This is so that the timeout is ran immediately, sorta like a First Call function but triggers the timeout the first time, then waits 10s to run again. My first reaction would have been to do something like a value signaling change on Hot right away, and just leave the timeout to -1 or remove it, but functionally it is basically the same.
@paul.r wrote:
It doesnt really matter in this application, but I was curious so I tested and that is not a guarantee that the timeout will fire first, FYI.
Which problem are you talking about and what did you test? In my code, The SR initialization with zero guarantees that the timeout will trigger first. (If you e.g. don't initialize the shift register, it would wait on the second run and not update right away).
@paul.r wrote:
My comment wasn't really clear - I was speaking generally about event structures, not this specific implementation - wiring a 0 timeout doesnt always guarantee that the timeout event will fire first.
Yes it will, but only if best practices are followed. Of course if you hide your event structure in a case structure or otherwise delay it by dataflow constraints, many other events could get queued up before the event structure is even reachable and can start executing. In this case, all queued up event will execute first of course.

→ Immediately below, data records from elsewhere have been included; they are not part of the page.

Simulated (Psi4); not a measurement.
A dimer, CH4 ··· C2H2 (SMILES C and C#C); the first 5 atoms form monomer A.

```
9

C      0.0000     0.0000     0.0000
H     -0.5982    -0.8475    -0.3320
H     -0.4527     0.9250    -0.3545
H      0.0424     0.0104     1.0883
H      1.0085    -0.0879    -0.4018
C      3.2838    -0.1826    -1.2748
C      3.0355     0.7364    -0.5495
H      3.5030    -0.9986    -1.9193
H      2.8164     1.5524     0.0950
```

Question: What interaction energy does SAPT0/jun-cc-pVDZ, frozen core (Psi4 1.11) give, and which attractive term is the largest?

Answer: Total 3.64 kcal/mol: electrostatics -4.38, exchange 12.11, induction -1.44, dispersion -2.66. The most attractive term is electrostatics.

This is more an architectural problem. Can you show a legitimate case where your statement is still true?
There are alternatives where certain events are queued up via val(sgnl) properties as suggested by Hooovahh above, but then you would not do my zero timeout init anyway. Note that there is also this idea, but read my long comment.
Sorry if I wasn't clear. Wiring a 0 to the timeout doesn't guarantee that the timeout event will be generated next. I was explaining what the purpose of the timeout being 0 the first time was in this example, and what it accomplished. In this case wiring a 0 to the timeout does mean the timeout will occur first, only if no events are waiting in the event structure to be handled, and on first run of this VI, the likelihood you will generate an event before entering the timeout of the event structure is essentially zero since nothing is generating those events except UI interactions in this case.